This latter is actually quite accurate. Though I am no longer being paid by a company for the hours of a week I attend to their endeavours, I am finding plenty to occupy my time. Imagination does that.
If someone were to ask how I spend my leisure hours, I could reply with any number of activities: I garden. I dance! I bake bread. I brew fine ales from the basic ingredients. I make furniture from suitable recycled timber. I kayak on seas and on inland waters. I work on my self-build camper van. I make pizza ovens out of clay from gardens. I ferment my produce. I read about science. I write (occasionally).
And any one of these can be a point of commonality. Myriad conversations might begin from any one of these topics. Or a long and enthusiastic dialogue might begin from the natural links between some of them.
So much better, it seems, than talking about the rather specialised and artificial nature of my (former) employment.
So, we never need fear the question. There is plenty that one does that can indicate or define the type of person we might be. Of course, I could do all of those and still be a psychopathic manipulator who enjoys pulling the legs off flies (I am not, btw. But I do resort to fly papers in my kitchen due to the rural populations of insects that otherwise tend to congregate where many of my aforementioned activities take place).
So, are we what we do? An opinion exists amongst learned thinkers that personality is an illusion and no more really than a set of individual cognitive processes. There appears to be some merit to this argument. But that aside, we cannot deny that we each possess a kind of set of characteristics and behaviours that define us and which others may like, tolerate or abhor.
"Doing loads of stuff" and the nature of that stuff may therefore tell us and others a lot about what that personality is. And by this I do not say "appears to be" because if that is how we appear to people, it must by definition be what we present to the world. Being "Not like that at all on the inside" is not really relevant with regards to how the world finds us. To all intents and purposes what we manifest is what we offer the world as our personality.
In the last year or so, I have divorced, moved house, lost my job, got another relationship. It is as if every single component of my life has been replaced by something new and different. And yet, I feel in all of this, pretty much the same person. Perhaps a little more carefree and dismissive of life's niggles. Maybe a little more outgoing. But essentially pretty much still me.
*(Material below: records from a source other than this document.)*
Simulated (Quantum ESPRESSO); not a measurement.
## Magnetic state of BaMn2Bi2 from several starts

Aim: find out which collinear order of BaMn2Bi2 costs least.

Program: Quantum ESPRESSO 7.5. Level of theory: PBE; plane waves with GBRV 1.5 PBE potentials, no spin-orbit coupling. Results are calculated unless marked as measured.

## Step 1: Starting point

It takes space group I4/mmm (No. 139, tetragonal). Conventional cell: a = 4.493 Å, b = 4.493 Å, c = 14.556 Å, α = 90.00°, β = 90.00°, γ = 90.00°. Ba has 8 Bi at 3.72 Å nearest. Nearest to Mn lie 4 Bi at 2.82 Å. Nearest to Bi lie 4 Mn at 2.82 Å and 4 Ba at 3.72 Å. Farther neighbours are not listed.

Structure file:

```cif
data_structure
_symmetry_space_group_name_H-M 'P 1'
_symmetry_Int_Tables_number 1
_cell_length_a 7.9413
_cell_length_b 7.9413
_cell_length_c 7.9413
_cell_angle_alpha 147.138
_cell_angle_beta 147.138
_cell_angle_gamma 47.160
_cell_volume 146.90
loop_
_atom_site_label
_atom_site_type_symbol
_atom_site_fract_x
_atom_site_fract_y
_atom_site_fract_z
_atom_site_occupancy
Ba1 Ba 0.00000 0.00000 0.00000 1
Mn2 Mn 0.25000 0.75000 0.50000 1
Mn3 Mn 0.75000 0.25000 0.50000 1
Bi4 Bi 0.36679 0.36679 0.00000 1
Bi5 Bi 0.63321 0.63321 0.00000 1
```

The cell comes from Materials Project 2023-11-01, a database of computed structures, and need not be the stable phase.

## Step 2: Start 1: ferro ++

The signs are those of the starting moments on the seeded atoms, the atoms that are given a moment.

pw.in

Is who we are immutable then? Is it not contingent on our situations? well, that is a complex question. But it is one I feel is a little bit clearer to answer in the light of my recent upheavals. My feeling is no. The essence of us is subject to modification in some minor ways (brain damage aside) but the essence of who we are remains essentially the same.
And asking what I do for a job isn't going to tell you what that is. So ask something else. It will almost certainly yield more fruitful results.